Reputation: 4900
I intend to extract a handful of files from a repository with ~10000 commits and 5000 files into a separate repository. Those files are spread across several directories, and there are unrelated files in those directories.
git filter-branch
's --subdirectory-filter
is not really an option, since it only accepts a single directory. Also, it doesn't follow renames, so part of the history, if the file was initially introduced in another directory, is lost.
My current solution is:
git filter-branch --tree-filter 'fd -E 3166 -X rm -rf'
Where fd
is a faster find
, and 3166
is a unique part of the file name of all extracted files. What it does it goes through all the commits, find all unrelated files and removes them. This is horribly slow, however, it takes hours.
Is there a better approach?
Upvotes: 2
Views: 628
Reputation: 51850
git filter-branch
also has an --index-filter
mode.
As the documentation states :
This is the filter for rewriting the index. It is similar to the tree filter but does not check out the tree, which makes it much faster.

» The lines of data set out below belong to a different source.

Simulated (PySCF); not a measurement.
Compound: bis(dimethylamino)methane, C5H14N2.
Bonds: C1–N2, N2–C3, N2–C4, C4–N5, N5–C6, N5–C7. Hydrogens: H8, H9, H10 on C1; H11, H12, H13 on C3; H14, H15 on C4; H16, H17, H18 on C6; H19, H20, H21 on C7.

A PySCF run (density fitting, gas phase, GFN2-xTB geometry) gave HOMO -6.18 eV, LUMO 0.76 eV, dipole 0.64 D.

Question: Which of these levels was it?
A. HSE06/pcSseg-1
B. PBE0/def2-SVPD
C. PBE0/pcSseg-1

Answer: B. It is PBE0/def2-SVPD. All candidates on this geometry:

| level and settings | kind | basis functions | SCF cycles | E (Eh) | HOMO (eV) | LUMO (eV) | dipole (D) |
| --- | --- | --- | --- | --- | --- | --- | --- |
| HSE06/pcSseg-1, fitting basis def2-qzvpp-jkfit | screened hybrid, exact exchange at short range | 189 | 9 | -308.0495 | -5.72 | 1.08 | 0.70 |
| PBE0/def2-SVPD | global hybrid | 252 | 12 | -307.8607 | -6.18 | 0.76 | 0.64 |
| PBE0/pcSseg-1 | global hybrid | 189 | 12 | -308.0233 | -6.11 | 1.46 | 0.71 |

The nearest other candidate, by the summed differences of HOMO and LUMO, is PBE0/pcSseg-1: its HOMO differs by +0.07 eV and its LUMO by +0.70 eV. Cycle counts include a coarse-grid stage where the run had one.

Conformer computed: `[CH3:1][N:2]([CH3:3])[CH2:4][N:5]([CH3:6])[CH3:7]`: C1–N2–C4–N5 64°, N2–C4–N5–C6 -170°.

As the documentation still states : you porbably want to use it together with git rm --cached [all the files that don't match your filter]
Upvotes: 2
Reputation: 30212
I guess you could test filter-repo
(which is being recommended by git upstream to use instead of filter-branch). There you could specify more than one folder.... I guess you could provide all the directories that you care, both "current" and as you had them historically.